STUDIO VISIT: Bridget McCrum


Bridget's studio

Saturday 6 May 2017,  Booking
Join us for a studio visit to artist Bridget McCrum ahead of her solo exhibition for Messums Wiltshire this summer.As well as a highly regarded sculptor, Bridget has always considered the landscape and setting to be a relevant and enjoyable part of the creative process of sculpting. Her garden is one of the real pleasures for any one interested not just in works of art, but also landscape and context in the garden. Set above the river Dart her garden is full of works from her earliest years to latest pieces, with a consideration given to space and how to place them.

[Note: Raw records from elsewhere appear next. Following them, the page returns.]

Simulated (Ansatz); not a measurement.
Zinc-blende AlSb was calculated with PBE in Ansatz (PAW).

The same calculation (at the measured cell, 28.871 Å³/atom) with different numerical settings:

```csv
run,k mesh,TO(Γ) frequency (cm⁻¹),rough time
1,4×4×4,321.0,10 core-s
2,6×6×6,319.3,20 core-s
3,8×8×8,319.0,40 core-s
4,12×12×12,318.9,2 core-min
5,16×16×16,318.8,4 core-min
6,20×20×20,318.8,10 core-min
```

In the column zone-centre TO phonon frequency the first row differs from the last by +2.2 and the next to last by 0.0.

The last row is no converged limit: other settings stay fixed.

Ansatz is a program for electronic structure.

Transport to Dittisham is available by separate arrangement.

Meeting time: 11:00am

Lunch: 12:30am

Bridget McCrum was born in 1934 and lives and works in Devon and Gozo in Malta. She studied at Farnham College of Art, training as a painter with Lesjek Musjynski, in the 1950s. She came to sculpture in her forties and from 1980 began to work primarily in stone, having learned her craft from John Joeku and Andrea Schulewitz on the South Downs. She has exhibited extensively and recent selected solo exhibitions include One Canada Square, Canary Wharf, 2014 Messum’s, London, 2011 Messum’s, London, 2008, Messum’s, London, 2002, St James Cavalier Art Centre, Malta. Her work is included in many international collections including: Minnesota Landscape Arboretum, Rolls Royce Aero Engines, Bristol, Lismore Castle, Co Cork, HSBC, Malta, Spencer Stuart, London, and the Golden Door Foundation, San Diego. Her work is held in private collections in the USA, Canada, the Middle and Far East, Europe and the UK.

Working primarily in stone, she also works directly in plaster and translates both of these materials into bronze.  McCrum’s work is distinguished by her preferred subject matter: the juxtaposition of fauna, notably birds, with ancient artefacts such as tools and ceremonial weapons.  She perceives a synergy between nature and the tools of early industry found on archaeological sites, drawing parallels between these primitive objects and the curve of a wing, or a texture found on very old stones. These inform her work and are present in her large-scale pieces.